Sarah Holder is a staff writer at CityLab covering local policy, housing, labor, and technology.
As the city’s long-delayed G Line opens, locals have high hopes that the commuter rail service can ease traffic and boost transit-oriented housing.
DENVER, CO— Bob Martin had a day off on Tuesday, so he decided to spend it riding back and forth on the city’s long-awaited new commuter rail service, the G Line. When I found him standing on a train platform in the Denver suburb of Arvada, he looked a little stunned. “That was like being in a Star Trek movie—so smooth,” he said of the new train. “I’ve lived in Denver all my life, and never thought I’d live long enough to see this happen.”
The G Line, which opened last weekend, connects downtown Denver with the northwest suburbs of Arvada, Adams County, and Wheat Ridge. Riding the 11-mile, seven-station line end-to-end takes 27 minutes. In its first year, Denver’s Regional Transportation District (RTD) is hoping the G will carry 9,000 passengers a day, and by 2025, a projected 13,000. Starting May 11, it will cost $3 to ride, but until then, it’s free to try out.
Ask any Denver resident and they’ll tell you: It’s about time this thing got moving.
The roots of the G Line—a.k.a. the Gold Line—date back to 2004, when Denver voters approved a flurry of regional transportation investments known as FasTracks. That $4.7 billion pledge to add 122 miles of commuter, light rail, and bus rapid transit lines across the Denver region has helped the Mile High City build the eighth-largest rail system in the United States. In 2011, then-Transportation Secretary Ray LaHood approved a $1 billion grant to cover half of the $2 billion it would take to build both the G line and another commuter rail. He signed the check symbolically at the G Line’s groundbreaking.
Initially, RTD promised to open the line in fall of 2016, in partnership with the privately owned Denver Transit Partners. But progress soon stalled, thanks to technical difficulties causing timing issues at crossing gates, which could have been dangerous for pedestrians. That problem also affected Denver’s University of Colorado A Line, a six-station rail route that opened in April 2016 and connects downtown with Denver International Airport. But RTD was given a waiver to continue its operations.
The G ride is indeed remarkably smooth, as Bob Martin told me. And there are a lot of them: Between 6 am and 6:30 pm, trains arrive at 15-minute intervals. That all-day frequency sets it apart from lots of other commuter-focused rail systems, which tend to provide less service outside of morning and evening rush periods. That could help it attract a broader pool of riders from residents of northwest suburbs—commuters whose treks into the city have grown longer as the metro area has grown more crowded.
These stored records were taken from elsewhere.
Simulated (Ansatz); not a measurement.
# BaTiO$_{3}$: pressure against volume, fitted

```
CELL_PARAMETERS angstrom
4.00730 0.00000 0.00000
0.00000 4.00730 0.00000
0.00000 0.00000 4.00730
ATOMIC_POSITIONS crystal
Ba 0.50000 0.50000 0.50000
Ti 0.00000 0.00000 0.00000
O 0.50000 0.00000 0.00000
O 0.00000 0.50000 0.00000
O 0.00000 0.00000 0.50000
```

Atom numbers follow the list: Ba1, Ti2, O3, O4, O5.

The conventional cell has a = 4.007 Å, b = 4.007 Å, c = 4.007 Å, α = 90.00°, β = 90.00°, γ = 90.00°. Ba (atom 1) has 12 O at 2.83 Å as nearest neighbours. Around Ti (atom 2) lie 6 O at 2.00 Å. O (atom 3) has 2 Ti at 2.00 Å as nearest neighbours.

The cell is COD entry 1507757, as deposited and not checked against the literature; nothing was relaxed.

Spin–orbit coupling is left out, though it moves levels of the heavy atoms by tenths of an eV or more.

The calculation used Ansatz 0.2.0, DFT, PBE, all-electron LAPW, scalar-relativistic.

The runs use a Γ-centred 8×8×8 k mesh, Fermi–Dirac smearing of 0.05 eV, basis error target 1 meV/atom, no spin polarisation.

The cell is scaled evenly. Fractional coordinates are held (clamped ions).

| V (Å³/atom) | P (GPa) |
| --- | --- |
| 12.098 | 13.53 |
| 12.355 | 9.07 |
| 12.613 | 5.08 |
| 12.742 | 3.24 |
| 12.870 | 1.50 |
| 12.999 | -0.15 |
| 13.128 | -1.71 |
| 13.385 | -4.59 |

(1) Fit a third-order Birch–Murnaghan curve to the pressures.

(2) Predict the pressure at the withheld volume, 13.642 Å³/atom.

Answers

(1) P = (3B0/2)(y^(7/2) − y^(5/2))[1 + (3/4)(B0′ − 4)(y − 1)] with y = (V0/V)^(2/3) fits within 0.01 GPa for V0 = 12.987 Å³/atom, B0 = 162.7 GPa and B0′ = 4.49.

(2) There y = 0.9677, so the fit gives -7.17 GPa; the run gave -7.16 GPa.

Denver has been developing like mad over the past several years: the city itself added more than 100,000 new residents since 2010, and its sprawling suburbs are surging even faster, thanks in part to the “Green Rush” that followed Colorado’s 2012 cannabis legalization. The 2004 FasTrack expansion—which was supposed to cost $4.7 billion but ballooned closer to $8 billion—was designed in part to prepare this typically car-centric Western metropolis for a more densely populated future.
People around Denver still drive a lot, but the big rail expansion is still a work-in-progress: The city’s current 86.5-mile-long network is about to add several similarly overdue extensions on its southeastern E, F, and R Lines, now scheduled to open on May 19, according to the Denver Post.
A free ride on the G offers a glimpse of just how much of the suburban development along the line is transit-oriented. New housing—including plenty of the area’s signature multi-hued apartment complexes in various stages of completion—raced by my window as I rode northwest.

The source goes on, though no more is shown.